“As I would not be a slave, so I would not be a master.”— Lincoln
Too many have become slaves to fear and prejudice losing the best parts of themselves to an ideology of lies and hate.
I was in the process of writing about the media’s continuing obsession with reporting every word and action about Donald Trump and the need to move away from a man whose hunger for attention is ravenous, but Patti Davis beat me to the punch.
Davis, the daughter of former president Ronald Reagan, offers some thoughts about how the media should handle a man who will do anything to remain in the spotlight.
After being relentlessly bullied in school, Davis spoke to her father. “He explained that bullies crave attention and that if they are ignored, they sort of deflate. He then showed me how frustrating it is to feel like you’re invisible, by ignoring me when I tried to speak to him. It worked. I returned to school, I ignored the bully and he gave up his attacks on me. …
“With each news story,” Davis writes, “each segment on television, we are giving him the elixir that keeps him going — attention. There are plenty of things going on in the world that are more important than Donald Trump. We have a planet to save. Russia is still waging war on Ukraine, and still imprisoning American citizens like Brittney Griner. The West is running out of water. There are mass shootings so often it’s hard to keep track of them. Just to name a few really important issues.”
Think of how much quieter the country would become with less media attention to a bully who continues to taunt, disparage and lie? Think about the possibility of changing the conversation to issues of far greater importance.
“Trump’s party underperformed expectations, failing to retake the Senate while only barely taking a majority in the House,” The Washington Post’s Philip Bump observed. So the dominoes of his influence may already be falling.
However, after the midterms, the media continues to hover and cover the former president’s every remark and action: Trump recently had dinner with white supremacist and antisemite Nick Fuentes. After condemning the meeting, Republican governor of Arkansas Asa Hutchinson said, “I hope someday we won’t have to be responding to what former president Trump has said or done.”
Why not start today?
Ethicist Michael Josephson writes: “the mission of journalism is to inform readers of events and facts that are important to them and to their participation in a democracy by insuring the free flow of public information.”

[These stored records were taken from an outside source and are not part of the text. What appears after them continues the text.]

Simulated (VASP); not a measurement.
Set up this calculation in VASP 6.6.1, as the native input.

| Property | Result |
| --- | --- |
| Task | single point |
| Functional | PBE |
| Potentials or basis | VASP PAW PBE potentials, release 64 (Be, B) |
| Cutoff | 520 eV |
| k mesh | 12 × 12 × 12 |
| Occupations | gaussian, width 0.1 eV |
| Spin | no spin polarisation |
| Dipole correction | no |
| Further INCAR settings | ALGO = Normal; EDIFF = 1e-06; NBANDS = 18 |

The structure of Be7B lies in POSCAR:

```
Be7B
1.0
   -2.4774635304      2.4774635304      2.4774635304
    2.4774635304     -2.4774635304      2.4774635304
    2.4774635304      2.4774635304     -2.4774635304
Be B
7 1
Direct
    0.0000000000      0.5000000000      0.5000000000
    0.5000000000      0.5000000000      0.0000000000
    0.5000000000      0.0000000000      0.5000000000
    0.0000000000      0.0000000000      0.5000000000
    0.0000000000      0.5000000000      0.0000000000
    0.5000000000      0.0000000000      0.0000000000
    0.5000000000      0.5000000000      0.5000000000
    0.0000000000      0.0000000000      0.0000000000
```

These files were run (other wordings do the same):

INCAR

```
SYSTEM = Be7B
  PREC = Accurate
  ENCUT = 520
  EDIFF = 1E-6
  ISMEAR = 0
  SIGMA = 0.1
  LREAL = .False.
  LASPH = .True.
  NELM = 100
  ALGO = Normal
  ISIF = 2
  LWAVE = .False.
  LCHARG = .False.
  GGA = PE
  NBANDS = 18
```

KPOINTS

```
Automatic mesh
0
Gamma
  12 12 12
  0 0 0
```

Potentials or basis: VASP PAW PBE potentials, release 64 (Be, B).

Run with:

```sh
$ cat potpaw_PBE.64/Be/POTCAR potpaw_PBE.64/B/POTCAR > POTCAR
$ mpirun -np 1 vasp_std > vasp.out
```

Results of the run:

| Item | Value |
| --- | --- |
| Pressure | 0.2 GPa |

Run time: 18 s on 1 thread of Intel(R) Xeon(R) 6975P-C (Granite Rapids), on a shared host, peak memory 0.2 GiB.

But that information should not flow like a fire hose from one individual through the media.
When it comes to news stories, journalists and editors should make better choices. They should balance the importance of what one individual says or does as opposed to stories that demand our attention.
“Journalistic excellence,” Josephson stresses, “includes the exercise of self-restraint in the public interest.”
Let’s send a message, a brief respectful note to news sources—cable, network, and newsprint—reminding them that responsible journalism requires careful consideration of how much reporting is necessary on every Trump brushfire of the moment.
Let us not be slaves to a master who thrives on attention. Let us, instead, become advocates for responsibility, respect, as well as democracy.
The media and us, should do no less.